International rating agency, Fitch Ratings has said, Nigerian banks will face near-term execution and credit risks from their presence in other Sub-Saharan African (SSA) markets, depending on the degree of operating environment difficulty and underlying sovereign ratings of these markets.
Some major Nigerian banks and financial holding companies have established footprints in African countries a position the rating agency may portend positive and negative impact on their ratings.
Fitch, in its latest report on Nigerian banks, said longer-term, increased geographic diversification may support banks’ business profiles and growth prospects and financial performance stability.
Noting that exposures to low rated countries as well as foreign exchange exposures can be a downside to the banks, it said, digital offerings to acquire market share, reduce operating expenses and increase investment returns.
United Bank for Africa(UBA) with a footprint in 18 African countries has the largest expansion across the continent leads, FBN Holdings, Access Corporation, GTCO and Zenith Bank in the spread to other African countries.
According to Fitch, hampered by regulatory intervention and domestic country risks, large Nigerian banks are transitioning into regional financial services providers by leveraging their developed domestic business models and franchises, supported by enhanced governance practices and risk management capabilities.
Barriers to entry and competition from incumbents in new, mostly frontier, markets are relatively low and the exits of long-established international banks from the region provide significant growth opportunities.
“We believe Nigerian banks’ expansion strategies, which include greenfield and M&A investments, are credible. UBA and, to a lesser extent, GTCO strategies are to establish fully-fledged banking subsidiaries, weighted towards corporate banking and treasury. UBA has by far the largest regional presence. FBN Holdings Plc (FBNH) and Zenith Bank Plc’s (Zenith) focus is also mainly on corporate banking, which is highly competitive.

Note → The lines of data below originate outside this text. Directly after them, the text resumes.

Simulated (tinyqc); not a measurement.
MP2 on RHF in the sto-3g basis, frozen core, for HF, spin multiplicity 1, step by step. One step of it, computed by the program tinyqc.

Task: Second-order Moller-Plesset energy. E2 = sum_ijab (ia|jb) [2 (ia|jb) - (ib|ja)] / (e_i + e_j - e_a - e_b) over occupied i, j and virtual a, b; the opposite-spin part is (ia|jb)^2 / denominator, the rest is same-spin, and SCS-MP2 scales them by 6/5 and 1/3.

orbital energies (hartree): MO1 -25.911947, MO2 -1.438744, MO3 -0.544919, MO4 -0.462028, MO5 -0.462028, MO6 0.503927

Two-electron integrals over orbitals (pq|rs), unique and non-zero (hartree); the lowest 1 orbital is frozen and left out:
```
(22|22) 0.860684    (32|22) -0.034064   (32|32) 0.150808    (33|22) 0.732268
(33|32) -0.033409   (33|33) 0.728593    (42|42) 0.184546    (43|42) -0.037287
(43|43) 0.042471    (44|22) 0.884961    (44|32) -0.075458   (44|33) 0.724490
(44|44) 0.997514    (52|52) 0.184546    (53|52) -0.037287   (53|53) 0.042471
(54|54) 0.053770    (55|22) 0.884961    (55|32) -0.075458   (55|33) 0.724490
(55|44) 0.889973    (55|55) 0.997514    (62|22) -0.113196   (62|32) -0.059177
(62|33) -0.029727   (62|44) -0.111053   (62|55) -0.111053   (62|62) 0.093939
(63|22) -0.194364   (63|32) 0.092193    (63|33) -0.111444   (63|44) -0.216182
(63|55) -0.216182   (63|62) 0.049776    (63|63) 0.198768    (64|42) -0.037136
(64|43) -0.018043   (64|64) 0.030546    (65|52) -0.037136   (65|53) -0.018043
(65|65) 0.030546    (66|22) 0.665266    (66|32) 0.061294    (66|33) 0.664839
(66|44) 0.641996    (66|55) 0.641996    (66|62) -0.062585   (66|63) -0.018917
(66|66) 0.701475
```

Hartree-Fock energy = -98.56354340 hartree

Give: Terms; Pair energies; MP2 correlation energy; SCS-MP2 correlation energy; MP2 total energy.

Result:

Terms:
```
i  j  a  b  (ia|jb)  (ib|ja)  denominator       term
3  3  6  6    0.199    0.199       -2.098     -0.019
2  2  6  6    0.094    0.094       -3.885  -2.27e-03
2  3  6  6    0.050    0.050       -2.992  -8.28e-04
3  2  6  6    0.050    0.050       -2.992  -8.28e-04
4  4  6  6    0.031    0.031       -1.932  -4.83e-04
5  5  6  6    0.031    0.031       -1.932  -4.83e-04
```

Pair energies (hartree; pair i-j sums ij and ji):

“Nigerian banks also see significant opportunities in retail banking. Access, with growth fuelled by M&A activity, is focused on both retail and corporate banking.
Access is ambitiously targeting a 30 per cent contribution to gross revenues from its regional operations in the medium term.
“Despite the global economic slowdown, SSA GDP is estimated to grow by around four per cent in 2023 compared to global growth of just 1.4 per cent. Opportunities for banking and financial services can be significant, with African countries having large, young and underbanked populations. To tap the retail segment in particular, Nigerian banks will utilize proven digital offerings to acquire market share, reduce operating expenses and increase investment returns.
“However, banks’ operations and risks remain concentrated in Nigeria, and regional growth and diversification do not necessarily provide ratings uplift. Nigerian banks with sizeable exposures outside their home market can be negatively affected by exposures to low-rated countries, such as the Republic of Congo (‘CCC+’), Mozambique (‘CCC+’), Ghana (RD) and Zambia (RD). However, the operating environment (OE) score can be supported by exposure to higher rated OEs, such as Cote d’Ivoire, South Africa and Namibia (all rated ‘BB-’).
“Banks’ risk profile scores can be negatively affected by market risks, especially FX risk. Regional expansion brings significant operational risks and requires robust processes and systems to mitigate human error, fraud and cyber related risks. Business profiles can be notched up when regional diversification directly benefits the franchise, market position and performance stability, or notched down when expansion strategies fail to deliver stated objectives,” it pointed out.